A regular in Selkirk Rugby Club’s ‘A’ XV, the 19-year-old had been back training alongside his team-mates at Philiphaugh since rugby activities resumed at the club three weeks ago.
Selkirk head coach Scott Wight said the young player would be greatly missed.
“Harris was someone everyone got on with, and he always had bags of enthusiasm, hardly ever missing a training session. His passing has come as a massive shock, which I honestly don’t think has sunk in yet with some of our players. He was one of us, and his absence is going to be keenly felt.”
Selkirk Rugby Club’s chairman, Dennis Henderson, commented: “The affection in which Harris was held is reflected by the huge number of tributes which have been paid to him on social media by team-mates and supporters.
“He was a popular figure at the club, and his tragic loss has been deeply felt by everyone at Philiphaugh. The club’s thoughts are very much with his family at this difficult time.”
Messages of condolence have been received from both Scottish Rugby and Edinburgh Rugby, as well as from a host of other rugby clubs, including Hawick, Melrose and Kelso in the Borders, and from Stewart’s/Melville, Currie Chieftains, Highland and Glasgow Hawks in the wider rugby community.
Educated at Lilliesleaf Primary and Selkirk High School, Harris also spent a spell at Loretto School in Edinburgh.
This week Harris was fondly recalled by former Selkirk High School depute rector Graham Marshall.
“Harris had always been a bit of an individual,” said Mr Marshall, “and I think this individuality and his unfailing politeness and cheerfulness couldn’t help but make you like him.
“There was also a vulnerability there, and although he faced challenges to find his niche, he had massive family support. Harris was very much his own man, and his likeability meant people would always want to help.

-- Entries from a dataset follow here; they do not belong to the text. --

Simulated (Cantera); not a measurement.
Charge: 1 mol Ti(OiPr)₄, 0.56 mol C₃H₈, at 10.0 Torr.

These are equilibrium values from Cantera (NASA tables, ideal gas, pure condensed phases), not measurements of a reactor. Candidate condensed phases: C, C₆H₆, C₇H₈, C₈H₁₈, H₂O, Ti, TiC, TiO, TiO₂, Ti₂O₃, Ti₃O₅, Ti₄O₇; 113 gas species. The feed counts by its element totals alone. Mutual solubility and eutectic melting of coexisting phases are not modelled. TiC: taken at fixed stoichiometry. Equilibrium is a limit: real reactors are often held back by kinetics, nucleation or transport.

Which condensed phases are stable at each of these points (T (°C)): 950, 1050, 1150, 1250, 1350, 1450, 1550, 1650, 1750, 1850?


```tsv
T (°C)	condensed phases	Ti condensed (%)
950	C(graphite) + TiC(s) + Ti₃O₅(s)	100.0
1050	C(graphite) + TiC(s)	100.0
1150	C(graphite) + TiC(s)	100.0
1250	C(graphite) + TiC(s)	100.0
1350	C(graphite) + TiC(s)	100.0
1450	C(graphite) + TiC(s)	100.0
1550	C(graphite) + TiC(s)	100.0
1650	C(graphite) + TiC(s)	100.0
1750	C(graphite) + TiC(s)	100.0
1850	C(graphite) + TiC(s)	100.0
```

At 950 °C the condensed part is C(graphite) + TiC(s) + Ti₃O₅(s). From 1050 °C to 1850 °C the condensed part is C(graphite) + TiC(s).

“He was always committed about his work at school, and particularly about his rugby. When it came to tackling, it often seemed Harris had made more tackles during a game than the rest of the team put together.”
A fast-running wing threequarter, after leaving school Harris turned out for Selkirk Youth Club, having started his rugby-playing days in the Selkirk Rhinos mini-rugby section.
Harris’s sporting talents weren’t confined to the rugby field. He turned out for St Boswells Cricket Club, and attended tennis coaching with well-known local coach Ian Reilly from his early years at St Boswells and then Melrose Waverley Tennis Club.
“He was a talented player,” said Mr Reilly, “a lefty with his own unique style and a character on and off court, representing Melrose at junior and senior level in the Border Leagues.
“He was a quiet but very popular member of club and will be sorely missed by all who knew him. I am shocked at the news and will miss Harris greatly.”
In addition Harris was an accomplished accordion player, having being tutored by renowned Borders music teacher Iain Lowthian.
“I first began taking Harris for lessons on the piano accordion when he was in P6,” said Mr Lowthian, “and it was apparent even then he had a natural talent.
“He went on to achieve an ‘A’ grade in his Higher Music exam, and was always determined to play at full dance tempo, which he duly achieved.
“He also produced some delightful compositions.” While at school, he also took part in the Duke of Edinburgh Award Scheme.
Harris is survived by his parents Dave and Jane, older sister Katie and younger brothers Patrick and Robbie, to whom deepest sympathies are extended.